At Upington, I slept with Lucky at Die Eiland white campsite along the Orange River. The next frosty morning, we snuggled together inside our tent. I drove along a palm tree avenue, past black and coloured townships, then westwards to desert silence...
At a Kakamas vineyard, a coloured stared at my bakkie and asked, "Wie't tjou geslaan meneer? Enig iemand dood?" I bought a bottle of North Cape wine. In dry veld, on concrete slabs, Boere en Kapies spread saultanas to dry in Kalahari sun, for Safari Droe Vrugte Kooperasie.
At Augrabies Falls on the Orange, the great mass of sepia water thundered over red granite cliffs, the biggest granite cliff waterfall in the world...

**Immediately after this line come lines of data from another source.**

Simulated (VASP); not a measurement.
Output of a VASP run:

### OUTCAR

At Pofadder, dusty veld bordered Karoo, Kalahari, Boesmanland...
At Onseepkans on the Orange ~ South West Africa border, Boere farmed river banks amongst derelict farm houses. Northwards, beyond the river lay desert... Beyond boggerall... Where Bushmen songs blew on the north wind - songs of animals, moon, stars, rain and Bushmen customs... (Neil Bennun, The Broken String, Viking, London, 2004).
Westwards to Bushmanland, where no Bushmen lived, as Boers had exterminated Bushmen as vermin by the twentieth century. Wadis appeared, and karakul clumps and black-headed dorper sheep spread over dry, treeless veld. At Aggenys Black Mountain Mine, two camels stared at us over a barbed-wire fence, as I rattled by.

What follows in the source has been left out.